Thursday, June 9, 2016

Toy Story Review

I will always remember when I saw Toy Story at the theater when it first came out. This isn't a movie that needed to grow on me with time, although I am certain my appreciation for it is far deeper today then it was back then. I loved it the first time sitting in that sticky, squeaky chair, looking up at the massive screen before me, but now it's a wonderful combination of that nostalgia with a realization that this is still a completely ingenious, pretty much perfect piece of animated cinema.

It's fascinating discussing the movie with my kid because it really illustrates how much perspective plays a role in the level of appreciation. Not that she doesn't love Toy Story, she does, but for her it's just one of a number of great Pixar movies. The fact that it was the feature length debut for the animation studio is meaningless to her, and telling her that the film was a groundbreaking moment for the medium as it was the first picture to be created entirely via the computer rather than be drawn by hand elicits an "Oh wow" and a nod of the head, but truthfully those are just words. Such animation is the norm for her where as a Studio Ghibli film is what looks and feels strange. Like it or not, Toy Story was when that transition began and the landscape has been altered ever since.

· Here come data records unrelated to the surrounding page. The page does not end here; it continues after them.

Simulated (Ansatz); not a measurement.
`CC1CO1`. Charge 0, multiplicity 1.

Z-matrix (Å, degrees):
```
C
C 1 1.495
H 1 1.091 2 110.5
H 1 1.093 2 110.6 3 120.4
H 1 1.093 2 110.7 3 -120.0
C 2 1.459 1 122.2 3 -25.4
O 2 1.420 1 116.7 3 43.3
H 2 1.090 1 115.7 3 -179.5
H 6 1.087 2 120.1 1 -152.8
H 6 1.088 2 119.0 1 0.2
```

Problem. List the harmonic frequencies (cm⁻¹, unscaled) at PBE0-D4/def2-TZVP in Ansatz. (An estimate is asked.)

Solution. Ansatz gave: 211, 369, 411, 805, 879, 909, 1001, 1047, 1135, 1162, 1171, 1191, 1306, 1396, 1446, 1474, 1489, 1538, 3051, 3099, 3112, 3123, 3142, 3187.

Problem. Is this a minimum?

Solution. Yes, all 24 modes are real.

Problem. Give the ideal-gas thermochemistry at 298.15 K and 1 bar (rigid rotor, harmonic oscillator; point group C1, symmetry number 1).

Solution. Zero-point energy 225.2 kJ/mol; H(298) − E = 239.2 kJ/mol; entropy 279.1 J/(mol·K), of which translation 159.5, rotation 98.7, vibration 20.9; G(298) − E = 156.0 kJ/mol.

I say like it or not because when I watch some of the Disney classics or the aforementioned Studio Ghibli masterpieces, I can't help but miss the lush detail and charm of a hand drawn beauty, but that's only because of the saturation of computer animation for over 20 years now. When I first saw Toy Story, you wouldn't have been able to convince me I would ever feel inclined to go backwards again. The way the characters popped off the screen and how they and the world they occupy feel shockingly organic. The richness of the color in every frame. It's all so masterfully crafted, and add in the brisk 80 or so minute running time that is so marvelously paced I couldn't possibly trim or add a minute and what we have here is one of the finest animated films ever made.

I didn't even mention the spot on vocal casting and the way actors such as Tom Hanks, Tim Allen, Don Rickles, John Ratzenberger and more bring the toys to life and provide them with such vibrant personalities. I don't have an ill word to say about Toy Story, and every time I see it I am transported to that chair in a theater that doesn't even exist anymore yet it still feels like I can reach out and touch the magical glow of the screen.



  1. I concur. What is really amazing is they actually improved on the original and made an even better sequel (IMHO)

    1. ranking these has always been so hard for me. Honestly, despite thinking the sequel is also magical and a 5/5, I think I might rank it last...? See I just don't know. My heart always draws me to the first one because it was released when I was a kid and I saw it in the theater, and then the third one might be the best film of the bunch....the second one got lost in my teenage years and didn't quite mean as much when it was released, but now watching it I recognize that it's excellent.